Python; impressively portable

Last year I was faced with the daunting task of converting a large amount of Bash scripts to C-code. A terrible thing to do since we did a lot of stdio processing/redirecting which is simple to do in Bash but horrible in C. The reason for this atrocity was the fact that Bash did not work on our uClinux platform and none of the clones implemented enough feature to be compatible with our rather complicated scripts.

I went with a multicall binary in order to reduce the flash storage footprint and the end result is 100% compatible with the original scripts. On the downside the SLOC increased nearly four times and it was a PITA to implement.

Recently Kristian recommended that I should take a look at Python. At first I was skeptical for several reasons. If Bash wasn’t portable to uClinux then why would Python be considering it has so many more features. I’m also very careful about adding large complex software packages to an already sensitive platform.

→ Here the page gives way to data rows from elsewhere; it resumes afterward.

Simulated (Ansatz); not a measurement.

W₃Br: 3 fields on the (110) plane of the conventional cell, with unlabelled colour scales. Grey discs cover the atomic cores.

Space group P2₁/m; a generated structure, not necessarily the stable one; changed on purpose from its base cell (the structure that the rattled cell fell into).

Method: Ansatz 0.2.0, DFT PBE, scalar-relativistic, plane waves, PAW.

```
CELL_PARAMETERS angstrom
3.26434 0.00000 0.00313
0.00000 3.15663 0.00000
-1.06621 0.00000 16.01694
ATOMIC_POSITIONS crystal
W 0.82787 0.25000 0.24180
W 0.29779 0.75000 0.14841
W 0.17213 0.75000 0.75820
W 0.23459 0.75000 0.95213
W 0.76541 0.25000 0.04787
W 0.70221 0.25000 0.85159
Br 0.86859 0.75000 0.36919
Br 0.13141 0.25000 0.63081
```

A couple of weeks ago I had some time over and was terribly bored so I decided to give cross-compiling Python a go. As it turns out their build system isn’t cross-compile-aware at all but I did manage to build a working interpreter. Today Kristian found a guide on how to cross-compile the modules as well and so we were able to build a complete Python distribution. Surprisingly it seems to be working very well and so far memory consumption is within reasonable boundaries which is impressive. I’m not sure I want to port all the already converted Bash-scripts to Python right now but at least it is a perfectly viable option and would most likely increase code quality significantly in the long run.